The product $\sigma$-algebra $\mathcal{F} \otimes \mathcal{G}$ by definition is generated by the family

$\mathcal{P}:= \{A \times B: A \in \mathcal{F}, B \in \mathcal{G}\}$

and so $h:(E, \mathcal{E}) \to (F \times G, \mathcal{F} \otimes \mathcal{G})$ is measurable iff

$$ \forall A \times B \in \mathcal{P}: h^{-1}[A \times B] \in \mathcal{E}$$

This is a general fact on generating sets of $\sigma$-algebras (analogous to such properties for bases and subbases in topology):

If $f: (E,\mathcal{E}) \to (F, \mathcal{F})$ is a function between measurable spaces and $\mathcal{F} = \sigma(\mathcal{P})$, so the image $\sigma$-algebra is generated by some subfamily $\mathcal{P}$, then $f$ is measurable iff $\forall P \in \mathcal{P}: f^{-1}[P] \in \mathcal{E}$.

The proof is not hard: the left to right implication of the iff is the definition of measurability, and for the right to left implication, define $\mathcal{F}' = \{A \subseteq F: f^{-1}[A] \in \mathcal{E}\}$, and do the easy check that $\mathcal{F}'$ is a $\sigma$-algebra on $F$, using properties like $f^{-1}[F\setminus A] = E\setminus f^{-1}[A]$ and $f^{-1}[\bigcup_n A_n] = \bigcup_n f^{-1}[A_n]$. By the right hand side assumption, $\mathcal{P} \subseteq \mathcal{F}'$ and so $$\mathcal{E} = \sigma(\mathcal{P}) \subseteq \mathcal{F}'$$ by minimality. But this exactly says that $f$ is measurable.

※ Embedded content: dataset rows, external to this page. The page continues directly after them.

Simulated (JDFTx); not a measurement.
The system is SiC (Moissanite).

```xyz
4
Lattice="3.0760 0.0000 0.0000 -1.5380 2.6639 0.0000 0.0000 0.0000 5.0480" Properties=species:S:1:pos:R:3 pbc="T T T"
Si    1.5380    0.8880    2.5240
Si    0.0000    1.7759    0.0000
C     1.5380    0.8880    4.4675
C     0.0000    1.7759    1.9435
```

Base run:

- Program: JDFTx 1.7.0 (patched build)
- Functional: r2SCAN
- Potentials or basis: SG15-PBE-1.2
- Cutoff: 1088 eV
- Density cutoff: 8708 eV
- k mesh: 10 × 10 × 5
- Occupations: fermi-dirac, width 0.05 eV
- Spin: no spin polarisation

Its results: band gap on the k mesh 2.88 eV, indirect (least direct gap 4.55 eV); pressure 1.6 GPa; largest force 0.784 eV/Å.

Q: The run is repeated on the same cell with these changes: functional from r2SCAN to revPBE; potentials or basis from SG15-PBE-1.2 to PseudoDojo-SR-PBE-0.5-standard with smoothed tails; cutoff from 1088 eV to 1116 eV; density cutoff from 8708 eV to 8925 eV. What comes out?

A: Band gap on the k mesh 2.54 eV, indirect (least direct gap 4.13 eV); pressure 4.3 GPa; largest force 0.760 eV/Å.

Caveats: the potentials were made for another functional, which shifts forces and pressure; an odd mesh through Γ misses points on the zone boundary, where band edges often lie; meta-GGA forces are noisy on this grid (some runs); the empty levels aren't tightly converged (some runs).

Finally, note that $h^{-1}[A \times B] = f^{-1}[A] \cap g^{-1}[B]$ and as $f^{-1}[A], g^{-1}[B] \in \mathcal{E}$ (because $f,g$ are measurable), so is their intersection. QED.

Answer 4

Let $p_F$ and $p_G$ denote projections onto $F$ and $G$ respectively.

We have

\begin{align} \mathcal{F} \otimes \mathcal{G} &= \sigma(p_F^{-1}(\mathcal{F}) \cup p_G^{-1}(\mathcal{G})) \\ &= \sigma(\{p_F^{-1}(A) : A \in \mathcal{F}\} \cup \{p_G^{-1}(B) : B \in \mathcal{G}\}) \\ &= \sigma(\{A \times G : A \in \mathcal F\} \cup \{F \times B : B \in \mathcal G\})\\ &= \sigma(\{A \times B : A \in \mathcal F, B \in \mathcal G\}) \end{align}

whereas the last equality holds because $A \times B = (A \times G) \cap (F \times B)$.

Now for every $A \in \mathcal F, B \in \mathcal G$ we have $$h^{-1}(A \times B) = \underbrace{f^{-1}(A)}_{\in \mathcal{E}} \cap \underbrace{g^{-1}(B)}_{\in \mathcal{E}} \in \mathcal{E}$$

because $f$ and $g$ are measurable.

Verify that $\{C \subseteq F \times G : h^{-1}(C) \in \mathcal{E}\}$ is a $\sigma$-algebra on $E$ and clearly $$\{A \times B : A \in \mathcal F, B \in \mathcal G\} \subseteq \{C \subseteq F \times G : h^{-1}(C) \in \mathcal{E}\}$$

Then also $$\mathcal{F} \otimes \mathcal{G} = \sigma(\{A \times B : A \in \mathcal F, B \in \mathcal G\}) \subseteq \{C \subseteq F \times G : h^{-1}(C) \in \mathcal{E}\}$$

or in other words $h^{-1}(C) \in \mathcal{E} $ for every $C \in \mathcal{F} \otimes \mathcal{G}$. Hence $h$ is measurable w.r.t $\mathcal{E}$ and $\mathcal{F} \otimes \mathcal{G}$.